Thanks very much for your comments and questions. No one ever asked me about what gives me pleasure before; I am sure at least some think there is nothing edifying about the experience of pleasure! As though the mere experience of pleasure implies one is a hedonist! Others have asked me to say more about my everyday life but I have not been able to do that; these questions seemed sort of invasive and also were a little hard to imagine what to say. Anyway, I enjoyed that question and I hope one of the things it indicates is the profound happiness associated with this vocation. Every aspect of it can be a source of real joy and yes, "pleasure" or gratification because it all reflects life with God and the quality of that. To some extent that anticipates your questions!.

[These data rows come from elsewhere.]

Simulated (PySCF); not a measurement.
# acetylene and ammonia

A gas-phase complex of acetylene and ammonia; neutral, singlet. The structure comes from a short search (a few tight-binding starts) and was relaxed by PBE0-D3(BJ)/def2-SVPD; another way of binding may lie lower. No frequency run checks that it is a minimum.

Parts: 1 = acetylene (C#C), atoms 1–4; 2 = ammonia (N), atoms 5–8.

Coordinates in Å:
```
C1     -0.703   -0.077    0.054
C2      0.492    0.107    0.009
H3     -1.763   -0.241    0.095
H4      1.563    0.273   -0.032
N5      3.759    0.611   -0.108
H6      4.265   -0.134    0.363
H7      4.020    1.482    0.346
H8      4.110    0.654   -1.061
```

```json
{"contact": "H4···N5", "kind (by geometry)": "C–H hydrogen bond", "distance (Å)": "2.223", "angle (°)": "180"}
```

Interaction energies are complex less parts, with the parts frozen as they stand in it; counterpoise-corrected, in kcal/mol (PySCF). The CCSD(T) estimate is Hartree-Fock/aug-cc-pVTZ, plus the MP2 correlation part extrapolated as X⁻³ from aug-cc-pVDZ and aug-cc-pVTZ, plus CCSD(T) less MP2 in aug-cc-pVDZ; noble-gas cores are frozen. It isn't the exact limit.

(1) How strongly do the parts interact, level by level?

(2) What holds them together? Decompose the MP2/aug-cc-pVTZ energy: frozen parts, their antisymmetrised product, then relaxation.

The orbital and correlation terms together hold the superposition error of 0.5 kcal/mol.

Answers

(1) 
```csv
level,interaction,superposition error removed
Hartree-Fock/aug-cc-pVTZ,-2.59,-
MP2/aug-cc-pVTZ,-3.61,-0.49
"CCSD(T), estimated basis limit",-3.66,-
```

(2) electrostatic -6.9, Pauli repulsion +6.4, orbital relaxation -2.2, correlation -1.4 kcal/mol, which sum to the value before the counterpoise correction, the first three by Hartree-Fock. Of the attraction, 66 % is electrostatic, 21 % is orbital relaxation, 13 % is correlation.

I may have told this story before, but I was once working with a hermit candidate in another diocese and he asked me how I balanced "hermit things" and "worldly things" in my life. When I asked him what he meant by worldly things he listed things like grocery shopping, doing the dishes and laundry, scrubbing floors, cleaning the bathroom and things like that. When I asked about "hermit things" he referred to prayer, lectio divina, Office, Mass, and things like that. In other words, he had divided the world neatly into two classes of things, one having to do with what most folks call "worldly" or "temporal" and those most folks refer to as "spiritual" or "eternal." What I had to try and make clear to this candidate was that to the extent he really was a hermit, everything he did every day were hermit things, everything he did or was called to do was to be an expression of the eternal life he shared in by virtue of his baptism and new life in Christ. A neat division into spiritual and temporal simply doesn't work with our God. The incarnation rules that out.
Instead we belong to a Sacramental world in which the most ordinary and ephemeral can become the mediator of the divinely extraordinary and eternal. We see this every day in our own worship as wine wheat, water, oil, and wax among other things mediate the life and light of God to us. Even more, we belong to a world which heaven has begun to interpenetrate completely. It is a world in which God is meant to be all in all, a world which itself is meant to exist in and through God alone. This involves God revealing (Him)self in the unexpected and even the unacceptable place --- transforming (hallowing) them utterly with his presence. The descent and self emptying of God in creation and the incarnation is balanced or completed by the Ascension of the Risen Jesus into the very life of God. As we heard earlier this week, Christ goes to God to prepare a place for us, a place for the human and "temporal" in the very life of God (Him)self.
It is the place of disciples of Christ to proclaim the way the event of Jesus' life, death, and resurrection has changed our world and our destiny. Christians recognize that every part of our world and our lives can glorify God. That is, every part of our world and lives can reveal God to others. So, you see, I think the simplistic division of reality into temporal and spiritual is actually anti-Christian and I have said this in the past. I don't, therefore, think we outgrow our concern with the temporal dimensions of our lives. Instead, unless we refuse to allow this to occur through our all-too-human ways of seeing and thinking, they come more and more to reflect the presence of God and are consecrated or made holy by that presence and our awareness of it. Because my own vocation is a public one I feel a responsibility to share about elements of that vocation which people raise questions about. Moreover, many of the questions I have dealt with recently are related to becoming a hermit, discerning the distinction between legitimate hermits and counterfeits, fielding concerns about distortions in spirituality which can be harmful to people, etc. I think these are important.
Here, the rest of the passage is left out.